Overall, AIL-KE achieved a velocity error (in Root Mean Squared Error, RMSE) of $0.020{m}/s$ versus DCNN with $0.040{m}/s$ and LSTM with $0.063{m}/s$ (Fig. 2b, c). The errors of AIL-KE were 48% and 67% lower than the errors of DCNN and LSTM, respectively. In addition, for trajectory estimation, AIL-KE achieved an RMSE of $0.02{m}$ while RMSEs from DCNN and LSTM were $0.044{m}$ and $0.050{m}$, respectively. Each of these errors was calculated from the three test participants by averaging across both the chest and wrist IMU sensors. The average RMSE across the chest and wrist IMUs for AIL-KE was 52% and 58% lower than the errors of DCNN and LSTM, respectively. We further found that the improvement of AIL-KE over DCNN was consistent across different numbers of stacks of DCNNs at both the chest and wrist (Supplementary Table S4). Example time-series data from a participant performing Bench Press Exercise is depicted in Fig. 2d. Details of the performance of all models tested are tabulated in Supplementary Tables S1 and S2; we also include the performance of a Transformer-based model as a comparison. A movie containing exercise demonstrations and the corresponding estimated trajectories is shown in Supplementary Movie 1. In addition to time-series comparisons, we also compared the true and estimated mean and peak velocities, which are important metrics in strength training^26,27, across bench press repetitions in the test set (Supplementary Figs. S5 and S6). We find that both point metrics show strong correlations with the ground truth, with correlation coefficients $(r)$ greater than 0.8²⁸.

We observed that AIL-KE had a lower RMSE of $0.017{m}$ from the chest IMU compared to an RMSE of $0.023{m}$ from the wrist IMU. It is worth noting that the wrist undergoes larger ranges of movements and velocities compared to the chest in most exercises. In strength training, movement velocity is self-selected and significantly differs depending on an individuals’ workout strategy and level of fatigue^29,30. Therefore, it is important to validate the performance of the models at different movement speeds.

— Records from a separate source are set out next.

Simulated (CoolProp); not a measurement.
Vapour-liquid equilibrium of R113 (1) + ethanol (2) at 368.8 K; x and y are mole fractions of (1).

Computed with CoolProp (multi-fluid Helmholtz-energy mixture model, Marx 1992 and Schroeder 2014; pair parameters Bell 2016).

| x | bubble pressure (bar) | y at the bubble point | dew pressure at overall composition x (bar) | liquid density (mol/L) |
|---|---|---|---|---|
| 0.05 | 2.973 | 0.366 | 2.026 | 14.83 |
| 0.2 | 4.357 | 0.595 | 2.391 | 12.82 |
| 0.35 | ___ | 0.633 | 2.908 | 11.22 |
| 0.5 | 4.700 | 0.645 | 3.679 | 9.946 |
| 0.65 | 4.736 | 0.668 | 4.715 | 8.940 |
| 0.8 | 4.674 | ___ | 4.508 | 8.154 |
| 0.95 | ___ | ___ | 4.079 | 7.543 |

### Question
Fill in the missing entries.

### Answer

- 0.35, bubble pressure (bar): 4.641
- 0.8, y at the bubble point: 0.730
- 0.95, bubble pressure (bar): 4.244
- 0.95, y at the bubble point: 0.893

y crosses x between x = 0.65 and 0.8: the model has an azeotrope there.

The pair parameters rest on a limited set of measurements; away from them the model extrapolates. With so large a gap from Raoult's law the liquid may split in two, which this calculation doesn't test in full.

We conducted a comparative analysis of movement speeds and assessed the corresponding effect on method performance (Fig. 2e, f). For AIL-KE, trajectory and velocity errors for fast speed were higher than the errors for the other movement speeds, with RMSEs of $0.022{m}$ and $0.024{m}/s$ for trajectory and velocity estimation, respectively. Still, these errors for the fast speed were only $0.002{m}$ and $0.003{m}/s$ higher than the average errors of AIL-KE across all the speeds. At the fast speed, the trajectory error of AIL-KE was 55.1% and 63.8% lower than those of DCNN and LSTM, respectively, and the velocity error of AIL-KE was 45% and 70.1% lower than those of DCNN and LSTM respectively. Overall, AIL-KE outperformed the other two methods across all speeds. AIL-KE had a trajectory error standard deviation of $0.0007m$ across all movement speeds. This value was seven times lower than those for DCNN and LSTM, indicating that AIL-KE had lower variability in performance across different speeds (more detail in Supplementary Tables S6 and S7).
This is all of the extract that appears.